Using my professor's notation, Ito integral is defined as
$$ \int_{t_0}^tG_sdW_s=l.i.m._{h\to0}\sum G_{t_1}(W_{t_{i+1}}-W_{t_i}) $$
where $G_s$ is a general stochastic process and $W_s$ is a Wiener process. Using this definition, he proved that expectation of Ito integral is 0 by
$$ \begin{align*} E\left\{\int_{t_0}^tG_sdW_s\right\}&=E\left\{\lim_{h\to0}\sum G_{t_i}(W_{t_{i+1}}-W_{t_i})\right\}\\ &=\lim_{h\to0}\sum E\{G_{t_i}(W_{t_{i+1}}-W_{t_i})\}\\ &=\lim_{h\to0}\sum E\{G_{t_i}\}E\{W_{t_{i+1}}-W_{t_i}\}=0 \end{align*} $$
Similarly, Stratonovich integral was defined as
$$ \int_{t_0}^tG_sdW_s=l.i.m._{h\to0}\sum G_{\frac{t_{i+1}+t_i}{2}}(W_{t_{i+1}}-W_{t_i}) $$
And he left a note saying that relation $E\left\{\int_{t_0}^tG_sdW_s\right\}=0$ does not hold for Stratonovich integral. However, if I expand left-hand side similar to Ito integral but using Stratonovich integral definition I get
$$ E\left\{\int_{t_0}^tG_sdW_s\right\}=\lim_{h\to0}\sum E\left\{G_{\frac{t_{i+1}+t_i}{2}}\right\}E\{W_{t_{i+1}}-W_{t_i}\} $$
Why does relation $E\left\{\int_{t_0}^tG_sdW_s\right\}=0$ does not hold for Stratonovich integral?

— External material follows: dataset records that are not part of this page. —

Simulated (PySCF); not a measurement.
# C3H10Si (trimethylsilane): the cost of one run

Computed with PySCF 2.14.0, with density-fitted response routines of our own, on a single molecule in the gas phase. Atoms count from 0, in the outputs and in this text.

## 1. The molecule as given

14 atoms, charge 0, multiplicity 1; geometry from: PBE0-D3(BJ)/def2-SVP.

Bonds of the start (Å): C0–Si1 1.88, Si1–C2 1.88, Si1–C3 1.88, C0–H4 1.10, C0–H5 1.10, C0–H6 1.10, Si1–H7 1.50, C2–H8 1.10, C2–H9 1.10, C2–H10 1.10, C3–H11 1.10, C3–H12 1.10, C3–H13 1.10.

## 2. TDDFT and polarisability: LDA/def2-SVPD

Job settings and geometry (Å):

Note that $G_{\frac{t_{i+1}+t_i}{2}} := \frac{G_{t_{i+1}}+G_{t_i}}{2}$, such that $$ \mathbb{E}\left[\int_{t_0}^tG_S\,\mathrm{d}W_s\right] = \lim_{h\rightarrow0} \frac{1}{2} \sum_i \mathbb{E}[(G_{t_{i+1}}+G_{t_i})(W_{t_{i+1}}-W_{t_i})]. $$ Now, let's recall that the increments of a Wiener process are independent of past values, hence $\mathbb{E}[G_{t_i}(W_{t_{i+1}}-W_{t_i})] = 0$ but $\mathbb{E}[G_{t_{i+1}}(W_{t_{i+1}}-W_{t_i})] \neq 0$, because $W_{t_{i+1}}-W_{t_i}$ is the next increment with respect to $G_{t_i}$ but the previous one with respect to $G_{t_{i+1}}$.